Zero-day vulnerability in Microsoft Word under active attack

March 24, 2014 – 5:56 PM

Attackers are exploiting a newly discovered vulnerability in Microsoft Word that makes it possible to remotely seize control of computers, the company warned.

The in-the-wild attacks work by creating booby-trapped documents in the Rich Text Format (RTF) that exploit a vulnerability in the 2010 version of Microsoft Word, Microsoft warned in an advisory published Monday. Similar attacks work against other versions of Word, including 2003, 2007, and 2013 for Windows, Microsoft Office for Mac 2011, and multiple versions of Microsoft SharePoint Server. E-mails that are viewed or previewed using a default setting in Outlook allow the attacker to gain the same system privileges as the user who is currently logged in.

“Microsoft is aware of a vulnerability affecting supported versions of Microsoft Word,” Monday’s advisory stated. “At this time, we are aware of limited, targeted attacks directed at Microsoft Word 2010. The vulnerability could allow remote code execution if a user opens a specially crafted RTF file using an affected version of Microsoft Word or previews or opens a specially crafted RTF e-mail message in Microsoft Outlook while using Microsoft Word as the e-mail viewer.”

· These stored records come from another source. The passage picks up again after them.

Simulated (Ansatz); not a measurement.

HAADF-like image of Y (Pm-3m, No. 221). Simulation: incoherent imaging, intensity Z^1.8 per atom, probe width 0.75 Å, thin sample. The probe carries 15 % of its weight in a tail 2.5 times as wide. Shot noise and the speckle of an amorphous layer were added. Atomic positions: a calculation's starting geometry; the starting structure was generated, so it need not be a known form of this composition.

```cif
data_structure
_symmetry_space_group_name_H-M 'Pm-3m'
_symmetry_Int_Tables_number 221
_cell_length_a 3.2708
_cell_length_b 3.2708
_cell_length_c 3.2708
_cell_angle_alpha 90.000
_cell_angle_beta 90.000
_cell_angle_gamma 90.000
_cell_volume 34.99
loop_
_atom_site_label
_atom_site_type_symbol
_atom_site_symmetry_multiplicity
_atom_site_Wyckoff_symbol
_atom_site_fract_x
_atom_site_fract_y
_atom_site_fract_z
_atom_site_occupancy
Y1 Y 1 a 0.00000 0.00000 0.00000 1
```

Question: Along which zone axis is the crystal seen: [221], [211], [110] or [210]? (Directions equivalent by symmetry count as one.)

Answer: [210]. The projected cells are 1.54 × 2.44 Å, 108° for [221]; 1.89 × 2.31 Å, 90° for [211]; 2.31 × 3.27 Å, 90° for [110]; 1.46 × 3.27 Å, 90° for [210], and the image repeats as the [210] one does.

The advisory credited Drew Hintz, Shane Huntley, and Matty Pellegrino of the Google security team with discovery of the RTF memory corruption bug, which is formally cataloged as CVE-2014-1761. Microsoft has issued a temporary fix that configures Microsoft Office to prevent the opening of RTF files in supported versions of Microsoft Word. Users can also protect themselves against exploits by viewing e-mails in plain text. Monday’s advisory said Microsoft may issue a permanent patch once an investigation into the vulnerability is completed.